Making Business Easier

India is one of the few countries to have a Ministry dedicated to SMEs. However, India’s SME sector is very far from competing effectively with SMEs in other countries.

The German Mittelstand employs more than 70% of Germany’s workforce and is acknowledged to be at the leading edge of technology and efficient business management. Other western European countries such as the UK and Italy also have vibrant SME sectors. All these countries have not only been competitive globally as exporters, but have also co-opted into the growth of industries elsewhere including the BRICs.

Three enormous obstacles stand in the way of the growth of India’s SMEs, as a huge amount of entrepreneurial energy is wasted tackling these areas. The government certainly has a large role to play in all, but one of these is also the responsibility of large corporate groups.
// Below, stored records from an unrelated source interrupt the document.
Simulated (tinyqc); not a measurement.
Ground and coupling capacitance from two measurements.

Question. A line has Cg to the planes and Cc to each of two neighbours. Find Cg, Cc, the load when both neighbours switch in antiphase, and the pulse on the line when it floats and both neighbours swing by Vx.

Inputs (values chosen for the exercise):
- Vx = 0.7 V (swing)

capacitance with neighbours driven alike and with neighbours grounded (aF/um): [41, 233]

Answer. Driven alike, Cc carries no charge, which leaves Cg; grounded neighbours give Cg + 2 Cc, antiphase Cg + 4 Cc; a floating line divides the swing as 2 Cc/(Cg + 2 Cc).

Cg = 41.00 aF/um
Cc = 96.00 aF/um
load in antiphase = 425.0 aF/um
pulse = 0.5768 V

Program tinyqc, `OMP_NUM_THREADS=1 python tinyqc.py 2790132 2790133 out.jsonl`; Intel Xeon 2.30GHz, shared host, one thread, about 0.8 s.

The lack of adequate infrastructure is arguably the most recognised obstacle, followed by compliances that can hold SME operations hostage under outdated laws, many of which have not been reviewed since India had an Empress! Entrepreneurs and businesses lose millions of manhours annually managing these two areas.

However, the one area in which not just the government but large retailers can play a role is in ensuring that SMEs are funded adequately. Bank sources in the form of term loans and working capital limits is only the start. The rest comprises of actual cash flow, much of which are limited by the long credit period demanded by retailers. Payment can stretch as far as 6-8 months, and include sale-or-return terms which squarely place the burden of funding the retailer’s business on the SME supplier. Unless we can mandate better payment practices, the boom of retail giants will be created using millions of dead or barely alive SMEs as building blocks. And what we don’t realise is that the retailers’ own health is also at stake, because lazy payment terms create a maze of poor practices, from product planning at head office all the way to the retail store. For instance, products that will not sell get stocked for short-term margin through placement fees, and block shelf-space and cash flow that affects other suppliers. Promptness of payment to SMEs must become a metric to measure the health of retail companies – after all, what gets measured gets tackled. And for the proponents of “Corporate Social Responsibility” – what better way to promote CSR and wide-ranging economic well-being than by ensuring the the smaller businesses in the ecosystem are not starved of the funds that are rightfully theirs!

SMEs are not just the foundation, but also the beams and pillars on which the glass and steel cathedrals of modern retail are built, and a vital indicator of the economy’s overall health. The sector needs to be tended to proactively and holistically, both by government and by large businesses, as an investment in India’s economic future. Perhaps we will even create some world-beating companies along the way.